There was an additional bag of garbage containing the rest of the trash accumulated over the course of our time on the mountain to be dealt with. Someone else volunteered to carry that bag out.

He deserves an almost-as-special place in heaven too.

Heading down the hill, every step the two guys who deserve special places in heaven took was made harder because of the additional weight. Because they were carrying what was not really theirs to carry. It was a visual reminder of something I already think about a lot. We are responsible for dealing with our own shit. For taking care of our own garbage. When we don’t, other people have to deal with it, like it or not.

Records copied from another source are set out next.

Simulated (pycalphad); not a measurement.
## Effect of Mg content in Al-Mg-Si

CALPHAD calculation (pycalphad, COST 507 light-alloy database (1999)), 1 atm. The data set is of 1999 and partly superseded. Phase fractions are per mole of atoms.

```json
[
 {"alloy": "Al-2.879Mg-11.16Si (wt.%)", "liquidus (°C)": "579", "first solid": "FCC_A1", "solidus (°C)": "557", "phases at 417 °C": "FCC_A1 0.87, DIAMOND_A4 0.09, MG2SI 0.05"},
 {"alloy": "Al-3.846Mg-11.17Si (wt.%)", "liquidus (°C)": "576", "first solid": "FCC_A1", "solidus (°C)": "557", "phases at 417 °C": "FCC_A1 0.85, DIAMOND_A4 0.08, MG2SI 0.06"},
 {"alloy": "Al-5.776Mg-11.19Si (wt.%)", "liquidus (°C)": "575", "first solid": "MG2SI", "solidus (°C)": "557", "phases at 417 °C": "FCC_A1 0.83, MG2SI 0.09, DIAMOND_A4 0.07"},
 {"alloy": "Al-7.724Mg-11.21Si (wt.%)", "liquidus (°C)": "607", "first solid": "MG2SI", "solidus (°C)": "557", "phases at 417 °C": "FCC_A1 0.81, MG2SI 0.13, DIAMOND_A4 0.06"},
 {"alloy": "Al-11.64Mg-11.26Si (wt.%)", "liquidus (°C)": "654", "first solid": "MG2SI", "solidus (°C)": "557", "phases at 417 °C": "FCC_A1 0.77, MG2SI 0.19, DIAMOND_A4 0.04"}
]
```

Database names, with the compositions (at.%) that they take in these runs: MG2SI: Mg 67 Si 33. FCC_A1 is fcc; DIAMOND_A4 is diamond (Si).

We are born into the families and circumstances we are, shaping us into the humans we become. No one is exempt from the impacts—good, bad, and sometimes ugly—of those who raise us. We may not be responsible for all that happened to us. However, as we grow up and mature, we are accountable for what we do with what we’ve experienced and who we have become as a result.

This work of becoming healthy, whole-hearted humans isn’t for the faint of heart. It’s hard work, but it’s also good work. Some of the most important we will ever do. I know that because I’m still at it, and hopefully will be until I take my leave. The more work I do, the less I leave behind for others to have to carry.

It wasn’t lost on me that the pillow case carrying that garbage bag wasn’t just any pillow case. It was a gift from my daughters when they were little, with pictures of them on both sides. Whatever we leave unaddressed has a lasting impact. It becomes a burden carried by those around us. Usually those we love the most.

Leave No Trace



A New Start To The Day

The news ain’t great these days.

Most mornings as I wait the recommended four minutes before I can press the coffee, I scan my email inbox. Along with the tantalizing smell of freshly ground coffee brewing, my senses are assaulted with the latest New York Times Breaking News Headlines. While there is the very occasional headline that to my heart constitutes good news—the swearing in of Judge Katanji Brown Jackson—most of the time what I read breaks my heart a little more—the past two weeks have almost put me under—and hope is hard to find.

It’s not a great way to start the day.

So, I changed it.

I unsubscribed to The NY Times newsletter.

I subscribed to Rosemerry Wahtola Trommer’s A Hundred Falling Veils: there’s a poem in every day

This morning I was greeted with my first poem from Rosemerry, about, of all things, hope. (You can find her poem, Longing to Be Seen here)

How we start the day matters. Along with coffee and time with my husband and our dog as the sunlight first hits the meadow, I’m choosing to start my day with poetry, and a little hope.

Maybe you will too.


(Now before you go jumping to any conclusions, it’s not that I don’t want to be informed about the goings on in the world. I am simply choosing not to start my day there. Being part of a well informed citizenry matters to me, and it should matter to you too. Our democracy depends on it. There are good sources of news, as in real information as opposed to opinion and rhetoric out there, and, spoiler alert, they are not found on social media.)




Of Our Own Making

We all do it.

In one way, shape, or form, at one time or another, we get in our own way, are our own worst enemy, and step on our own hose. Life is hard enough as it is without adding unnecessary anguish and pain. The world is in enough trouble as it is with without adding avoidable difficulty and distress. And yet, that’s just what we do. We live in misery of our own making.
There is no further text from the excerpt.